If pod is down or missing, check for detailed status using:

kubectl describe pod api

In the output, look for Last State, Reason, Exit Code, Started, and Finished fields.

Check the logs to understand the issue:

kubectl logs -f api

Once issue is identified, take necessary steps.

Verify pod recovery:

kubectl -n dev get pods

Chat AI Stuck at Thinking & Fewshots Not Running

Chat AI shows "thinking" status indefinitely and fails to respond. Fewshots are not running but are getting saved successfully.

Analysis

The kafka pod responsible for message queuing and event streaming has crashed or been scaled down, preventing asynchronous message processing required for AI response generation and fewshot execution workflows.

Mitigation

Check pod status in the dev namespace:

kubectl -n dev get pods

Verify if kafka pod is in the list and its status.

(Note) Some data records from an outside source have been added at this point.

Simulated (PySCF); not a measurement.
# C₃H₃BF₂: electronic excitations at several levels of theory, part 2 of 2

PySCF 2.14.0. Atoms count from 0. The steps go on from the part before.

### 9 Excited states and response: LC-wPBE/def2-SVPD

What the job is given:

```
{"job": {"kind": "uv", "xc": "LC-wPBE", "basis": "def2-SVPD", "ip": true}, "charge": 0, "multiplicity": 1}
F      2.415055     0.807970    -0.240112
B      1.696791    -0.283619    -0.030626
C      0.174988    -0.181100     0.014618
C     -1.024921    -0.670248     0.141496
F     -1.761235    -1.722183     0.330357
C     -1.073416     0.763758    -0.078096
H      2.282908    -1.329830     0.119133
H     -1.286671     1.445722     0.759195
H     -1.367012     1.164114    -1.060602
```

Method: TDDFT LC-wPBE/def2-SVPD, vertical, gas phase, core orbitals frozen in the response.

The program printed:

If pod is down or missing, check for detailed status using:

kubectl describe pod kafka

In the output, look for Last State, Reason, Exit Code, Started, and Finished fields.

Check the logs to understand the issue:

kubectl logs -f kafka

Once issue is identified, take necessary steps.

Verify pod recovery:

kubectl -n dev get pods

Unable to Access Website & Subscriptions API Not Working

Complete website inaccessibility. Users cannot access the application and subscriptions API is not responding.

Analysis

The redis pod responsible for caching and session management has crashed or been scaled down, preventing session validation and causing gateway/API routing failures.

Mitigation

Check pod status in the dev namespace:

kubectl -n dev get pods

Verify if redis pod is in the list and its status.

If pod is down or missing, check for detailed status using:

kubectl describe pod redis

In the output, look for Last State, Reason, Exit Code, Started, and Finished fields.

Check the logs to understand the issue:

kubectl logs -f redis

Once issue is identified, take necessary steps.

Verify pod recovery:

kubectl -n dev get pods

MongoDB Down

No known user-facing issues were reported, but MongoDB pod is unavailable.

Analysis

The mongodb pod responsible for document storage and NoSQL database operations has crashed or been scaled down. While no immediate user-facing issues are visible, certain backend operations relying on MongoDB may fail silently or degrade application performance.

Mitigation

Check pod status in the dev namespace:

kubectl -n dev get pods

Verify if mongodb pod is in the list and its status.

If pod is down or missing, check for detailed status using:

kubectl describe pod mongodb

In the output, look for Last State, Reason, Exit Code, Started, and Finished fields.

Check the logs to understand the issue:

kubectl logs -f mongodb

Once issue is identified, take necessary steps.

Verify pod recovery:

kubectl -n dev get pods

MSSQL Down - Subscriptions & Chat AI Issues

Multiple application features are experiencing failures but only in subscriptions which are connected via MSSQL. Chat AI displays technical errors and fails to respond to questions. Fewshots are not running but are getting saved successfully. Unable to publish subscriptions. Only subscriptions whose source database is on MSSQL are affected.

Analysis

The mssql pod responsible for relational database operations has crashed or been scaled down. This affects all workflows that query MSSQL as the source database, including subscription management, data retrieval for Chat AI responses, and fewshot execution pipelines that depend on MSSQL data sources.

Mitigation

Check pod status in the dev namespace:

kubectl -n dev get pods

Verify if mssql pod is in the list and its status.

If pod is down or missing, check for detailed status using:

kubectl describe pod mssql

In the output, look for Last State, Reason, Exit Code, Started, and Finished fields.

Check the logs to understand the issue:

kubectl logs -f mssql

Once issue is identified, take necessary steps.

Verify pod recovery:

kubectl -n dev get pods